Thursday, November 16, 2006

In Which I Ramble Endlessly About People Who Never Existed

PBW asks today what fictional characters have influenced our writing. I think I have to answer that by talking about the fictional characters who've influenced my life, my way of thinking and being in the world, and through that have influenced my work.

Number one with a bullet would be Scarlett O'Hara (Hamilton Kennedy Butler) who taught me that a woman can be strong. I read Gone With The Wind for the first time when I was ten, right after its broadcast television premiere. Scarlett's strength was a revelation to me. I was surrounded by women who ate excrement on a daily basis and routinely asked for more. To watch/read about a woman dishing out the shit for a change? And getting away with it, right up to the very end when she lost everything? And to see her, even then, lifting her head and facing life with the full expectation of victory, because "tomorrow is another day?"

For a girl who saw her mother, grandmothers, aunts and cousins continually beaten down and told to shut up and take it by both the men who professed to love them and by life itself? Astonishing stuff.

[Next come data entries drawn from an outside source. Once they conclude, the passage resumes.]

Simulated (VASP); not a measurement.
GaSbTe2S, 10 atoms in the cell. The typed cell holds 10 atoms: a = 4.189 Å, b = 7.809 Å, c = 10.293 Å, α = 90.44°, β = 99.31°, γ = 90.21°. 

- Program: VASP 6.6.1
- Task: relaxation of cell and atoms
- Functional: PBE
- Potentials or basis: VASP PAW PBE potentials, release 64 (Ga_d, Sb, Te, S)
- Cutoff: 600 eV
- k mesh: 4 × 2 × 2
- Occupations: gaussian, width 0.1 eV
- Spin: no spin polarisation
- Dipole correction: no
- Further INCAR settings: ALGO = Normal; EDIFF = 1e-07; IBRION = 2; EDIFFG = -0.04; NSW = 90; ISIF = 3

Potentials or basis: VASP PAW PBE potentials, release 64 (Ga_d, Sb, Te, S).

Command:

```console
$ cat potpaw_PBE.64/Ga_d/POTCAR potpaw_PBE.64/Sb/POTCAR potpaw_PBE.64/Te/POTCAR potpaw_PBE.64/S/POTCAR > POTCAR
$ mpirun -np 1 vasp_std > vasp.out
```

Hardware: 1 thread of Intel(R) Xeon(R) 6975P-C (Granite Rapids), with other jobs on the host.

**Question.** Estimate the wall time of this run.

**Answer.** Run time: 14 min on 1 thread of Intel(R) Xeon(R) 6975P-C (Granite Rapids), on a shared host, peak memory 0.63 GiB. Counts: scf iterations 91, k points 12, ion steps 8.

Even at that tender age, I could appreciate that Scarlett's strength was based on a strong core of selfishness that had little consideration for others. I watched her suffer for her sins repeatedly, and then haul herself up and go forth to make the same mistakes again. I had no illusions that her way was the best way to behave, but if nothing else, her perseverance created an epiphany for me. To this day, when Miss Melly begs her to flee because Melly is clearly dying in childbirth and Atlanta is burning to the ground, but Scarlett stays to deliver that baby and get all of them out of the city? When the ex-delicate-Southern-belle drags the lot of them, along with a balky horse, beneath a bridge in the pouring rain to hide them from the Yankees? When she stands in the ruined garden of Twelve Oaks -- whether on the page or on the screen -- and swears that neither she nor any of her folk will ever go hungry again? I get chills. (Got 'em as I was writing that, as a matter of fact.) Because she says it, and then she DOES it. And there's a kind of beauty in that.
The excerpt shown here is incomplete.